What would you like help with?

After connecting to Snowflake with R's v0.16.0 adbcsnowflake and adbcdrivermanager, I benchmarked query + download times using ADBC vs ODBC.

This could be a case of user error or bad setup. My benchmarking (see screenshot below) tested ADBC vs ODBC on the same observations and columns, iterating over different combinations of row counts and columns.

Image

For the ODBC method, I established a connection to Snowflake with DBI and then used dplyr + dbplyr to interact with Snowflake, finally collecting the results as a tibble via dplyr::collect(). For the ADBC method, I used the connection string below and collected my results to a tibble using tibble::as_tibble() as shown on the adbcsnowflake website.

# Not shown here is the ODBC connection string using {DBI} but
# it relies on the same inputs as the ADBC inputs, below, and the
# ODBC connection was assigned to the object "conn_odbc"

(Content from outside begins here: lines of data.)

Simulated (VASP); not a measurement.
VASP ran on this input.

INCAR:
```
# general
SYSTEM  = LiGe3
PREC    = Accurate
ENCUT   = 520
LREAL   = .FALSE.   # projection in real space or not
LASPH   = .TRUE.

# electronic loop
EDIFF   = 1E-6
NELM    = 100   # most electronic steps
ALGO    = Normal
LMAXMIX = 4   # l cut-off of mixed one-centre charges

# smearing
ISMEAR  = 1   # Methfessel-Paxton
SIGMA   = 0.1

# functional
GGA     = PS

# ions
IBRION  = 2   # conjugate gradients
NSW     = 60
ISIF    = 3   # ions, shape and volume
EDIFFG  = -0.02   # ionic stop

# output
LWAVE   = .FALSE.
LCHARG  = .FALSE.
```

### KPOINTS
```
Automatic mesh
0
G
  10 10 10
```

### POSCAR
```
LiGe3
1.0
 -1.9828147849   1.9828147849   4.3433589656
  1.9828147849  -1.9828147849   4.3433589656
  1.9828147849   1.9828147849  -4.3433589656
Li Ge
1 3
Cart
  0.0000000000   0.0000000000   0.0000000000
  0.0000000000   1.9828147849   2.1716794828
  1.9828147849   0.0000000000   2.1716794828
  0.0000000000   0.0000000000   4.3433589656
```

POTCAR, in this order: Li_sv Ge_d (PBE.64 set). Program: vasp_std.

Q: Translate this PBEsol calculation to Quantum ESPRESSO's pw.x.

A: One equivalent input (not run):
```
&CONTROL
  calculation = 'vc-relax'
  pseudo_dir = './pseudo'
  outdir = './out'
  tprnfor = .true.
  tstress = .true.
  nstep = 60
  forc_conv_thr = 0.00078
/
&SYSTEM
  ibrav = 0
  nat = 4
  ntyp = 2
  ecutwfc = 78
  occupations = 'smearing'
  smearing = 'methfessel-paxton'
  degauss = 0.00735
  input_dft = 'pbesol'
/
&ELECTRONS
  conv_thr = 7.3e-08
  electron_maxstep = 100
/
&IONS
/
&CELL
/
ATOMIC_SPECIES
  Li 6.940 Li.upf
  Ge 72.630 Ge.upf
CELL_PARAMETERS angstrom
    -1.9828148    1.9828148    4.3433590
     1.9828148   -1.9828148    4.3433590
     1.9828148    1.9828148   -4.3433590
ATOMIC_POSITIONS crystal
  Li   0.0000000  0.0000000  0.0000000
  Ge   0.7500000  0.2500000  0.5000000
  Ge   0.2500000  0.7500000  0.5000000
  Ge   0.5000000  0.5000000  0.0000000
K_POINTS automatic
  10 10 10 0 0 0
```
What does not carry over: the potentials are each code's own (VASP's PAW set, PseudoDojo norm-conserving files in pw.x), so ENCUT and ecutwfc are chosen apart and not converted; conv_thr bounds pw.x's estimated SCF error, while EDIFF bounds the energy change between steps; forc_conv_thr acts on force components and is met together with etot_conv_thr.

library(adbcdrivermanager)

db <- adbc_database_init(
  adbcsnowflake::adbcsnowflake(),
  username = Sys.getenv("ldap_username"),
  adbc.snowflake.sql.account = Sys.getenv("sf_account"),
  adbc.snowflake.sql.uri.protocol = "https",
  adbc.snowflake.sql.uri.host = Sys.getenv("sf_host"),
  adbc.snowflake.sql.uri.port = "443",
  adbc.snowflake.sql.auth_type = "auth_oauth",
  adbc.snowflake.sql.client_option.auth_token = Sys.getenv("sf_auth_token"),
  adbc.snowflake.sql.role = Sys.getenv("sf_role"),
  adbc.snowflake.sql.warehouse = Sys.getenv("sf_warehouse"),
  adbc.snowflake.sql.database = Sys.getenv("sf_database")
)

conn_adbc <- adbc_connection_init(db)

# Benchmarking psuedo-code example

library(bench)
library(dplyr)
library(dbplyr)

benchmarking_odbc_vs_adbc <- bench::mark(
  min iterations = 5,
  ODBC_1000_5_col = conn_odbc |>
    dplyr::tbl(I("CATALOG.SCHEMA.TABLE_NAME")) |>
    dplyr::select(name, age, tenure, year_yyyy, month_mm) |>
    dplyr::filter(
      year_yyyy == 2024,
      month_mm == 12
    ) |>
    head(1000) |>
    dplyr::collect(),
  ADBC_1000_5_col = conn_adbc |>
    adbcdrivermanager::read_adbc(
      "SELECT TOP 1000 name, age, tenure, year_yyyy, month_mm
       FROM CATALOG.SCHEMA.TABLE_NAME
       WHERE year_yyyy = 2024
       AND month_mm = 12"
    ) |>
    tibble::as_tibble(),
  check = FALSE
)

As indicated on my screenshot above, my results show that ADBC performs better than ODBC on the smaller data sets but on the largest of data pulls (1 million rows and 75 columns), ODBC performs better. I ran 5 iterations for each combination of rows and columns and forn the largest data set, ADBC takes ~57 minutes to pull the data while ODBC takes ~50 seconds. There could be a number of reasons for this (e.g., user error, or driver config setup, or something even Snowflake side) but if anything on the surface jumps out at what I should be doing differently, any pointers would be appreciated.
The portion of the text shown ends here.